7.5.9 Handling device failures on a shared disk (while the standby server is starting, on standby, or terminating) (using SCSI reservation for shared disk)
If an I/O error occurs while the standby server is starting, on standby, or terminating on the device specified in the scsi_device or dmmp_device operand in the server environment definition, HA Monitor issues the KAMN725-W and KAMN726-E messages and resumes processing. In a redundant configuration with multipath software, HA Monitor issues the KAMN726-E message only when a failure has occurred on all paths to the same shared disk.
To recover from a device failure when the standby server is starting, on standby, or terminating:
-
Determine the cause of the device failure.
Determine the cause of the failure by referencing the KAMN725-W and KAMN726-E messages and the message issued by the kernel and by using hardware management tools.
-
Resolve the cause of the device failure.
Resolve the cause of the device failure by taking an appropriate action, such as by replacing the erroneous device.
In a redundant configuration with multipath software, do not at this time restore the path that resulted in the failure to online status (failback).
-
In a multi-path configuration, restore the path that has been recovered from the failure to online status (failback).
Restore a recovered path to online status (failback) by using the appropriate command provided by the multipath software (HDLM, DMMP, or HFC-PCM). For details about how to restore paths to online status, see the manual Hitachi Dynamic Link Manager Software User's Guide (for Linux(R) systems). Alternatively, see the documentation for DMMP or HFC-PCM.
For a single-path configuration, or in a VMware ESXi-based virtualization environment (where DMMP is not used), this step is not necessary.

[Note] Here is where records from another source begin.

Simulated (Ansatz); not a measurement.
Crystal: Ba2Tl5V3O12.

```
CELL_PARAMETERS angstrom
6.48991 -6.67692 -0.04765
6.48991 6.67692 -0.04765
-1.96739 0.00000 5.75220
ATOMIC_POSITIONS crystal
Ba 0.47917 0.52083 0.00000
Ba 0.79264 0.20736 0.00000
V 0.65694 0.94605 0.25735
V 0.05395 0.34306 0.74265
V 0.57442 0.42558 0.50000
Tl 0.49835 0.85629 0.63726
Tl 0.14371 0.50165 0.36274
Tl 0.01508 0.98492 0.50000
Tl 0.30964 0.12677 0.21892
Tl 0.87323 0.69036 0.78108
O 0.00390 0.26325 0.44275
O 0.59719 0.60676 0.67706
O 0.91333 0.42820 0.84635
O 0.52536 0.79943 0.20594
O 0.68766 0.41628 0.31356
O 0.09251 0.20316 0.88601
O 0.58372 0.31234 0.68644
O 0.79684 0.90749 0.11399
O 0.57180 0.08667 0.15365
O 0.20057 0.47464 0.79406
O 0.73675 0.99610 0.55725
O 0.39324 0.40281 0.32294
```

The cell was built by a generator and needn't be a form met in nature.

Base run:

If you restart the OS when there is a server that is running as the active system in the other system, the following message might be output to the syslog file: kernel: sd x:x:x:x: reservation conflict (x: numeric value). Note that the message to be output might differ depending on the OS version.
This means that the active server has obtained a SCSI reservation to protect the disk. This is a normal operation and there is no need to take any action.